But with what self-confidence Peter said: “Though all should forsake thee, yet will not I. I am ready to go with thee, to prison and to death.”

Peter meant it honestly, and Peter really intended to do it; but Peter did not know himself. He did not believe he was as bad as Jesus said he was.

We perhaps think of individual sins that come between us and God, but what are we to do with that self-life which is all unclean, our very nature? What
are we to do with that flesh that is entirely under the power of sin? Deliverance from that is what we need. Peter knew it not, and therefore it was that
in his self-confidence he went forth and denied his Lord.

Notice how Christ uses. that word deny twice. He said to Peter the first time, “Deny self”; He said to Peter the second time, “Thou wilt deny me.” It is
either of the two. There is no choice for us; we must either deny self or deny Christ. There are two great powers fighting each other – the self-nature
in the power of sin, and Christ in the power of God. Either of these must rule within us.

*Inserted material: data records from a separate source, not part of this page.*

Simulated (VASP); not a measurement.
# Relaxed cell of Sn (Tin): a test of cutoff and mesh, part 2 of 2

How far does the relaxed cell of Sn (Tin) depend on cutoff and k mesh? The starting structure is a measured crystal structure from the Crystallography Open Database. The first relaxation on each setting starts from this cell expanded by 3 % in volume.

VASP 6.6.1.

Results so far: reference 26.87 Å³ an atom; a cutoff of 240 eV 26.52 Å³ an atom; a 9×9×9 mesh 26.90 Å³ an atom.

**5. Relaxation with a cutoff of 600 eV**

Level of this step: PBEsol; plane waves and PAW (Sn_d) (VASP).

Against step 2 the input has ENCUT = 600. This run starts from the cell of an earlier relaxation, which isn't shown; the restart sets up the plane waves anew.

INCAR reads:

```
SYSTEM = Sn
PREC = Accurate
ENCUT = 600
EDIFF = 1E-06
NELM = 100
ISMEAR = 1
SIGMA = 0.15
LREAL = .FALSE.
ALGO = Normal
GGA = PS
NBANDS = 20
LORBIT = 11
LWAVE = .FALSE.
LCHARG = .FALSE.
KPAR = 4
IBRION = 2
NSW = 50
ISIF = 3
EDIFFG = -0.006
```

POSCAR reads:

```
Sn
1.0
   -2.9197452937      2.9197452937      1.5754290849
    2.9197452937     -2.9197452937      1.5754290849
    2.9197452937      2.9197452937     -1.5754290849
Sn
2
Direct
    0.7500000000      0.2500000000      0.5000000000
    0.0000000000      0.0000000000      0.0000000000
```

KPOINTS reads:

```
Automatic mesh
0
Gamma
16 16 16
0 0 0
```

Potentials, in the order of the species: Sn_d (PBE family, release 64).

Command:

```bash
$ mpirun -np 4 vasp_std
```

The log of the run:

It was self that made the Devil. He was an angel of God, but he wanted to exalt self. He became a Devil in Hall. Self was the cause of the fall of man.
Eve wanted something for herself, and so our first parents fell into all the wretchedness of sin. We their children have inherited an awful nature of sin.

Peter’s Repentance

Peter denied his Lord thrice, and then the Lord looked upon him; and that look of Jesus broke the heart of Peter, and all at once there opened up before
him the terrible sin that he had committed, the terrible failure that had come, and the depth into which he had fallen, and “Peter went out and wept bitterly.”

Oh! who can tell what that repentance must have been? During the following hours of that night, and the next day, when he saw Christ crucified and buried,
and the next day, the Sabbath – oh, in what hopeless despair and shame he must have spent that day!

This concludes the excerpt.